The Calouste Gulbenkian Foundation yesterday launched the Salavisa European Dance Award (SEDA), worth 150 thousand euros, to honor the dancer and choreographer Jorge Salavisa (1939-2020) and distinguish the talent of dance artists around the world.
The result of a partnership between Gulbenkian and six European cultural institutions, the award will be given every two years to dancers or choreographers from any part of the world, "who demonstrate that they have talent or special qualities that deserve to go beyond their national borders", according to the statement from Gulbenkian.
The award also involves the presentation of the laureate on the stages of cultural institutions within the partner network, according to the organization.
The biennial award ceremony will take place at the Calouste Gulbenkian Foundation, in Lisbon, with the first edition taking place on November 27, 2024.
"This European dance award seeks to assert itself as an incentive for young artists, without a strictly defined age category and who are still barely visible on the European circuit due to their artistic discourse or their social and cultural origin", says the foundation.

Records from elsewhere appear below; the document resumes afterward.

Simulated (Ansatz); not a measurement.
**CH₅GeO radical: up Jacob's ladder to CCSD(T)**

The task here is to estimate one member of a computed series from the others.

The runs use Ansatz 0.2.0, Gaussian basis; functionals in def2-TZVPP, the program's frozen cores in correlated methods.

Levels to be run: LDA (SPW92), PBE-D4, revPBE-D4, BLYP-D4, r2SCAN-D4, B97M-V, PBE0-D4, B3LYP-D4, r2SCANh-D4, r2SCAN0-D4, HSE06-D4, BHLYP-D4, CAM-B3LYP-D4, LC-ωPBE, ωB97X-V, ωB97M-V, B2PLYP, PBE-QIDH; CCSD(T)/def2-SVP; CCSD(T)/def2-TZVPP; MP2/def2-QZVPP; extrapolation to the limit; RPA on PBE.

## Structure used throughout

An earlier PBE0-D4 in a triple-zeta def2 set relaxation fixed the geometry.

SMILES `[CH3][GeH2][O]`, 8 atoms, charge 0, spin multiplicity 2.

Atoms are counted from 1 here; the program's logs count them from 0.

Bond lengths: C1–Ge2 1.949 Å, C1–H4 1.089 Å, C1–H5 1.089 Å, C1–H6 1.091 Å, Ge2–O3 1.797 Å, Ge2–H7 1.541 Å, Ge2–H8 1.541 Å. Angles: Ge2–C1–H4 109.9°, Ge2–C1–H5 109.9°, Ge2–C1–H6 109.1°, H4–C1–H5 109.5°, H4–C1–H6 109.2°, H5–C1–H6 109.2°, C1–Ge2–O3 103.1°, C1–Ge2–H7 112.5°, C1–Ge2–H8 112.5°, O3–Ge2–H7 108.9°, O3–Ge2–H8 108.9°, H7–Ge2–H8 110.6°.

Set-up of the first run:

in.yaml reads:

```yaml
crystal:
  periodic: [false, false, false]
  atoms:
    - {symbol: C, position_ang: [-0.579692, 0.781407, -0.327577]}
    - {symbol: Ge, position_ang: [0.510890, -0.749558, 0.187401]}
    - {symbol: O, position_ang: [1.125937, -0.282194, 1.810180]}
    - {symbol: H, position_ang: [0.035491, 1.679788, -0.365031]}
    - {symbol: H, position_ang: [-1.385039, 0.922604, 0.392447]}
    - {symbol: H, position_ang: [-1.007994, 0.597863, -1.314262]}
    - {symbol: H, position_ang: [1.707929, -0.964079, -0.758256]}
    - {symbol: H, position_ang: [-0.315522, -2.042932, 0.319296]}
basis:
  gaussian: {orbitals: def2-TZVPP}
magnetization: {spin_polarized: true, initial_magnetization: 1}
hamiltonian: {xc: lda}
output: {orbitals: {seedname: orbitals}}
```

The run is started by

Six institutions accompany the Gulbenkian Foundation in establishing the award, with an active role in nominating candidates and in the public presentation of their work: ImPulsTanz, Vienna (Austria), KVS, Brussels (Belgium), Dansehallerne, Copenhagen (Denmark), Maison de la Danse/Biennale de la Danse, Lyon (France), Joint Adventures, Munich (Germany), and Sadler's Wells, London (United Kingdom).
The foundation of Kees Eijrond, former general director of Companhia Rosas by choreographer Anne Teresa de Keersmaeker, "a great friend of Jorge Salavisa and promoter" of SEDA, who settled in Lisbon, will also be a partner in the award.
The Calouste Gulbenkian Foundation created Ballet Gulbenkian - active between 1965 and 2005 - a repertoire company featuring reference works of modern and contemporary dance.
It also promoted the ACARTE Meetings, within the scope of the Animation, Artistic Creation and Education through Art Service, from 1987 to 2000, an international festival of performing arts that hosted and co-produced emblematic works of the so-called new European dance and whose impact was decisive for the affirmation of independent dance in Portugal.
Created in 1956, the Calouste Gulbenkian Foundation regularly awards training grants, support for creation, reflection and research and support for the internationalization of artists and their works.
Born in 1939, Jorge Salavisa began his dance studies with Anna Mascolo, having continued his training and career in Paris and London. He worked with big names in world ballet, such as Rudolf Nureyev and Margot Fonteyn. Before returning to Portugal, in 1977, at the invitation of Gulbenkian, Jorge Salavisa worked with the Grand Ballet du Marquis de Cuevas, the Ballet National Populaire, the Paris Ballet and the London Festival Ballet, the company where he was the first foreigner.
In addition to being artistic director of the Gulbenkian Ballet, Salavisa was also a teacher in several cities in the United States, at the National Conservatory Dance School and founding teacher at PARTS (Performing Arts Research and Training Studios), in Belgium.
Considered one of the most influential cultural programmers in the country, he was responsible for the dance area of Lisbon '94 - European Capital of Culture, director of the National Ballet Company (CNB), director of the Municipal Theater of São Luiz, in Lisbon, and president of the board of directors of Opart - Artistic Production Organization, which oversees the Teatro Nacional de S. Carlos and the CNB.